Me: I hope she dives into all this more in book 2, and I think he was 2 but it’s like partly genius and partly infuriating that you’re not 100% sure, and I don’t think Noam is sure either And I really want to know more about the world before like you were saying.

Neda: More world building would have made the book probably 4 stars. And she had a genuine way to cram all that information in without taking up chapter space. So much disappointment…..I never felt 100% sure about anything or anyone. It’s so frustrating. I can see the appeal of grey areas because nothing is ever black and white. But this is a fictional story, especially teen fiction, I should know who’s good and who’s evil.

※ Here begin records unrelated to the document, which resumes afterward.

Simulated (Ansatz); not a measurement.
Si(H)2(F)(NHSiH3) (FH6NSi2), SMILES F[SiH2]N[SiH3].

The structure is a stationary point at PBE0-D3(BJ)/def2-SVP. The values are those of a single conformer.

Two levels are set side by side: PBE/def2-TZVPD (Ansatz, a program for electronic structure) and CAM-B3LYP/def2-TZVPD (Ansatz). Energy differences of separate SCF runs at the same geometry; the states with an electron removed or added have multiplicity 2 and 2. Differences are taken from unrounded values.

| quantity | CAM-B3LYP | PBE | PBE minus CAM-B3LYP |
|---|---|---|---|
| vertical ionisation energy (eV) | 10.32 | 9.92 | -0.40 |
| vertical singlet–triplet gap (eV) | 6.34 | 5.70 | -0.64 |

Me: Ah okay, I see where you’re coming from. I’m a huge believer in morally grey YA books, because the worlds are fiction but people are greyer in real life than in books, sometimes it’s nice having clear boundaries but I think it’s important to show that it’s not always easy to tell, because some teens can be susceptible of trusting people who are friendly, and if they can realize that those are not always the good ones, to keep up their guard, I think that’s useful.

Neda: Also, Noam bonded with the leader dude (more forgetting names) over their shared Jewish heritage. What is this, Batman v. Superman? That’s lazy writing. But more to your point: People who do bad things can have good intentions (See Thanos in the MCU as a prime example), and people who do good things can have bad intentions (see most characters in GoT, especially dragon lady). That’s a grey area that makes you think. If Lee had gone all the way with the character building, then, I think, she would have created something fun. But it’s just confusing.

Me: Hmm I guess I am seeing it as the first step, so I may feel more like you after book 2 if things aren’t looked into more!

Neda: Probably. I’ll read the second one because Dara, but I don’t have high expectations.

Me: fair enough man, fair enough

Neda: I think that’s everything I have to complain about.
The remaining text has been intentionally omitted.